Bohnanza – Growing Beans for Fun & Profit
In the highly interactive card game, Bohnanza, you play a bean farmer. Your goal: become a wealthy bean farmer – the wealthiest if you want to win the game. You begin building your bean empire with just two bean fields and a handful of beans. While there are 11 varieties of beans, you can only cultivate one type in each field, and each season (turn) you must plant at least one bean – the one in the front of your hand. If it’s not one of the varieties you’re already growing, you’ll have to harvest a field, perhaps before it’s reached its maximum yield – or any yield – in order to plant the new bean. You’ll need to do some savvy trading and prudent planning to turn your handful of beans into a wealthy bean empire.
The first rule of Bohnanza is you may never rearrange the cards in your hand. Feel free to turn them right side up, but do not change their order.
On your turn, you must plant the first bean in your hand. If it matches a variety in one of your fields, you can plant it there or in an empty field if you have one available. However, if it doesn’t match and you have no empty fields, you’ll have to harvest and sell all of the beans in one of your fields to make room for the new bean. Use the beanometer at the bottom of the topmost bean to determine how much your field of beans is worth.

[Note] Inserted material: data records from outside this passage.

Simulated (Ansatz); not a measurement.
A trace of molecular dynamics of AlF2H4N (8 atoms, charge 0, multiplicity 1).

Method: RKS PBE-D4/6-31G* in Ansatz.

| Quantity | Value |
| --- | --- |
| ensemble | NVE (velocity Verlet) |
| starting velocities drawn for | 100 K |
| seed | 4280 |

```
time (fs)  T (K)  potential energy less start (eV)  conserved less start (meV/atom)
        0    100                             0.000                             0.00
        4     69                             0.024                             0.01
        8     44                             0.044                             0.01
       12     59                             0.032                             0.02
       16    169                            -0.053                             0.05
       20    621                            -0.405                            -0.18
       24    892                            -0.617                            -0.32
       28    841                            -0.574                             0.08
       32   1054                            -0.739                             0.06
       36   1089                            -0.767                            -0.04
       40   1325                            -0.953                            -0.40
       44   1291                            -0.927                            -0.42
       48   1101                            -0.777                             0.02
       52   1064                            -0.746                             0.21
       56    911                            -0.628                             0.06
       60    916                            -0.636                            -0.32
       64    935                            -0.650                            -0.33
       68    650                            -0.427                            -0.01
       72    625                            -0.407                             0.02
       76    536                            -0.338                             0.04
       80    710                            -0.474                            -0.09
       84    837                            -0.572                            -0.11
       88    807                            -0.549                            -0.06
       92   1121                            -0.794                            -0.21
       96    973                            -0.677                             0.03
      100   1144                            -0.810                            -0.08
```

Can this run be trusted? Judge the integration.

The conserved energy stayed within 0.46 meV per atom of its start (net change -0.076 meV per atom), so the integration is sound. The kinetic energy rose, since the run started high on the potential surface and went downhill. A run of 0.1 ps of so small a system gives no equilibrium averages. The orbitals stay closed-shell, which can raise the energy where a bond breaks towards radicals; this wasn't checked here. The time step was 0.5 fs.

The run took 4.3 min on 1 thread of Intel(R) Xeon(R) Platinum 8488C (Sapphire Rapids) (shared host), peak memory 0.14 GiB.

The rarer the bean, the better the beanometer. For example, there are 16 Stink Beans, but only 12 Soy Beans in the Bohnanza deck. While it takes three Stink Beans to earn one gold coin, it only takes two Soy Beans to make the same amount of money.
After you’ve planted the first bean in your hand, you can optionally plant the second bean in your hand. Then turn up two cards from the deck and let the trading begin. You can keep, trade away or donate the beans you just turned up. You and your fellow bean farmers can trade beans from anywhere in your hands, but only with the active player – right now that’s you. You should not remove a bean from your hand until a trade is agreed upon (remember the first rule of Bohnanza). Any beans exchanged during the trading phase should be set aside for planting at the end of the phase; they are not added to your hand. If you don’t trade or give away the beans you turned up, you must plant them yourself, whether you want them or not. You can, however, plant them in any order you choose.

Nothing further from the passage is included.